Vendors may provide more fine-grained information about the tool in use by adding a hardware-specific tool ID. libinput provides this ID to the caller with libinput_tablet_tool_get_tool_id() but makes no promises about the content or format of the ID.
libinput currently supports Wacom-style tool IDs as provided on the Wacom Intuos 3, 4, 5, Wacon Cintiq and Wacom Intuos Pro series. The tool ID can be used to distinguish between e.g. a Wacom Classic Pen or a Wacom Pro Pen. It is the caller's responsibility to interpret the tool ID.
Some tablets integrated into a screen (e.g. Wacom Cintiq 24HD, 27QHD and 13HD series, etc.) have a sensor larger than the display area. libinput uses the range advertised by the kernel as the valid range unless device-specific quirks are present. Events outside this range will produce coordinates that may be negative or larger than the tablet's width and/or height. It is up to the caller to ignore these events.
In the image above, the display area is shown in black. The red area around the display illustrates the sensor area that generates input events. Events within this area will have negative coordinate or coordinates larger than the width/height of the tablet.
If events outside the logical bounds of the input area are scaled into a custom range with libinput_event_tablet_tool_get_x_transformed() and libinput_event_tablet_tool_get_y_transformed() the resulting value may be less than 0 or larger than the upper range provided. It is up to the caller to test for this and handle or ignore these events accordingly.
Tablet Pad buttons are numbered sequentially, starting with button 0. Thus button numbers returned by libinput_event_tablet_pad_get_button_number() have no semantic meaning, a notable difference to the button codes returned by other libinput interfaces (e.g. libinput_event_tablet_tool_get_button()).

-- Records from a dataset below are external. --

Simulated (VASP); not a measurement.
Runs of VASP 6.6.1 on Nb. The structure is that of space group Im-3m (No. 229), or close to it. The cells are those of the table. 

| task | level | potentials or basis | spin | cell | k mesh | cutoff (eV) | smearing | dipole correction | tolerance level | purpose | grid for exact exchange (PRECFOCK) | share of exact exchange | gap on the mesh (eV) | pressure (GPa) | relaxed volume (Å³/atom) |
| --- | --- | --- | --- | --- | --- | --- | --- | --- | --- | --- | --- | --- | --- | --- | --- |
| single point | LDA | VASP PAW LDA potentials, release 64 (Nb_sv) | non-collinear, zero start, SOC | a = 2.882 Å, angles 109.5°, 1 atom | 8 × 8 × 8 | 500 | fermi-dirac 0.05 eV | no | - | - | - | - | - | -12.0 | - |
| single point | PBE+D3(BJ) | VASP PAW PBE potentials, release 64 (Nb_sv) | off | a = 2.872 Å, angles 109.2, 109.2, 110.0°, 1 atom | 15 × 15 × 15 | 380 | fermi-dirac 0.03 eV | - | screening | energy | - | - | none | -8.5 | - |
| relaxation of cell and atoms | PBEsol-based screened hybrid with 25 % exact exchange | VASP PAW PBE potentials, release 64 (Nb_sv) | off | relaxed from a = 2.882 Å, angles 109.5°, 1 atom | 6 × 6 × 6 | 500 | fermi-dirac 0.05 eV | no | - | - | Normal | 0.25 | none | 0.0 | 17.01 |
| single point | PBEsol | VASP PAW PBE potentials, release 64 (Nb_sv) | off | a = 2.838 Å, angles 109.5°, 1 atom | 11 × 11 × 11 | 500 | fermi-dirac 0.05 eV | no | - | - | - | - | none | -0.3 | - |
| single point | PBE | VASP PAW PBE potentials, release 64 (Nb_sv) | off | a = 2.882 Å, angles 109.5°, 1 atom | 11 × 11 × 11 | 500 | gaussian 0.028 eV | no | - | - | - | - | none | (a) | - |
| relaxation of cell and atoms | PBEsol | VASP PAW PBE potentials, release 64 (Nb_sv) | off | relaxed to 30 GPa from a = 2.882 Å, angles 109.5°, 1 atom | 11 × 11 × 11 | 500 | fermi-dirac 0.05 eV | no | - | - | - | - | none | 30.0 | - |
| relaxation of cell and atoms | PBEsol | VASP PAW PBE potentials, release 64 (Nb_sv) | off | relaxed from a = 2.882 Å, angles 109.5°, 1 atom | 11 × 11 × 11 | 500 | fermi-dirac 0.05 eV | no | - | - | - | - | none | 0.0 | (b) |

The Linux kernel requires all input events to have semantic event codes, but generic buttons like those on a pad cannot easily be assigned semantic codes. The kernel supports generic codes in the form of BTN_0 through to BTN_9 and additional unnamed space up until code 0x10f. Additional generic buttons are available as BTN_A in the range dedicated for gamepads and joysticks. Thus, tablet with a large number of buttons have to map across two semantic ranges, have to use unnamed kernel button codes or risk leaking into an unrelated range. libinput transparently maps the kernel event codes into a sequential button range on the pad. Callers should use external sources like libwacom to associate button numbers to their position on the tablet.
Some buttons may have expected default behaviors. For example, on Wacom Intuos Pro series tablets, the button inside the touch ring is expected to switch between modes, see Tablet pad modes. Callers should use external sources like libwacom to identify which buttons have semantic behaviors.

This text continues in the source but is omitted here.